You should absolutely read the book No Country for Old Men, written by Cormac McCarthy. It's a very easy read and short, literary but genre lit, so accessible to us all.
My understanding, after pondering both the book and film, is that Chigurh is really of a "force of nature", brutal, uncompromising and monstrously indifferent. Not just a psychopath, but a "psychopath's psychopath". He kills because that is what he does. However, there may be deeper meaning to the pigeon in that birds are often a metaphor for the soul. Thus, it may indicate that for all his dominion of the physical world, he cannot destroy the soul.

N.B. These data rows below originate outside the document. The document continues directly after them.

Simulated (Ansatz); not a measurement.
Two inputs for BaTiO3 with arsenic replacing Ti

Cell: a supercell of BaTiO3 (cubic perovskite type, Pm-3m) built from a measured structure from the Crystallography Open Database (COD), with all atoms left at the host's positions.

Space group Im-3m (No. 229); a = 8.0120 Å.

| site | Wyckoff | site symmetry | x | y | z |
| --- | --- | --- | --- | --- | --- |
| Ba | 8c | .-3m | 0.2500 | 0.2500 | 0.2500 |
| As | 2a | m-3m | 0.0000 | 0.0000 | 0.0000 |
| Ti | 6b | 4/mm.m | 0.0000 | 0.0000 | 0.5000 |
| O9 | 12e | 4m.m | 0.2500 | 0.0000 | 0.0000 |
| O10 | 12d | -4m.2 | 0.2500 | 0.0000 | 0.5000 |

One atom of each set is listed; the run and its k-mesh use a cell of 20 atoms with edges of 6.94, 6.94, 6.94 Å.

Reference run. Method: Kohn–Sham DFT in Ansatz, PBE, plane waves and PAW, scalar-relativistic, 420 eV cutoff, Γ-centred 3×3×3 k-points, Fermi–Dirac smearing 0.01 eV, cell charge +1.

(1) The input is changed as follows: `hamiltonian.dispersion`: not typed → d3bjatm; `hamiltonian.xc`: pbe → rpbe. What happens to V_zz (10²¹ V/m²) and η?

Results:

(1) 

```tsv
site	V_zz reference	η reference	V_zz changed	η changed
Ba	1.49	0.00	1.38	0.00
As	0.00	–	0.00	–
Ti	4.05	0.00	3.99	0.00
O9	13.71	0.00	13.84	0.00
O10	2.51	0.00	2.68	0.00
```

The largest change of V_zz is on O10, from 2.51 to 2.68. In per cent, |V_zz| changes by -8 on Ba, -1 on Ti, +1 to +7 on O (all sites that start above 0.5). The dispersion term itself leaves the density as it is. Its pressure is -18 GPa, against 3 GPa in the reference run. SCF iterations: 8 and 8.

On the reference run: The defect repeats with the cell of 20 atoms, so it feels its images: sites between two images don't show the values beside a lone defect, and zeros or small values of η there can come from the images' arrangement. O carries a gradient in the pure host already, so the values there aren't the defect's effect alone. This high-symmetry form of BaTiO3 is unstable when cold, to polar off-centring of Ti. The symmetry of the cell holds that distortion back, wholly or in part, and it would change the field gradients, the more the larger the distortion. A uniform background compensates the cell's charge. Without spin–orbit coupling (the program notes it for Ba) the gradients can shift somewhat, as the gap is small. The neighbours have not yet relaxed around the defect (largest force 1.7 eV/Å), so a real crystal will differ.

One of the themes of the book, also touched upon in the movie, is the eternality of violence. The book is set against the ultra-violent, modern drug wars, with the feeling that it's never been so bad. (The old Sheriff realizes he's getting too old to deal with it, hence the title.) But then there are passages recounting his grandfather's time, and a bloody vendetta, no less brutal than modern times.
The brutality of both man and nature is a recurring theme in McCarthy's work. Blood Meridian or the Evening Redness in the West is set in that earlier period, the 1850's, in the same general region. The Road, also recently adapted into a film, involves similar themes.
The title of this work comes from the famous Yeat's poem, Sailing to Byzantium, and Yeats definitely has some thoughts on the soul. The poem reads:
That is no country for old men. The young in one another's arms, birds in the trees, those dying generations at their song, the salmon-falls, the mackerel-crowded seas, fish, flesh, or fowl, commend all summer long—whatever is begotten, born, and dies. Caught in that sensual music all neglect, monuments of unageing intellect.
An aged man is but a paltry thing, a tattered coat upon a stick, unless
Soul clap its hands and sing, and louder sing for every tatter in its mortal dress, nor is there singing school but studying monuments of its own magnificence; and therefore I have sailed the seas and come to the holy city of Byzantium.
O sages standing in God's holy fire as in the gold mosaic of a wall, come from the holy fire, perne in a gyre, and be the singing-masters of my soul. Consume my heart away; sick with desire and fastened to a dying animal—it knows not what it is; and gather me into the artifice of eternity.
Once out of nature I shall never take my bodily form from any natural thing, but such a form as Grecian goldsmiths make of hammered gold and gold enamelling to keep a drowsy Emperor awake; or set upon a golden bough to sing to lords and ladies of Byzantium of what is past, or passing, or to come.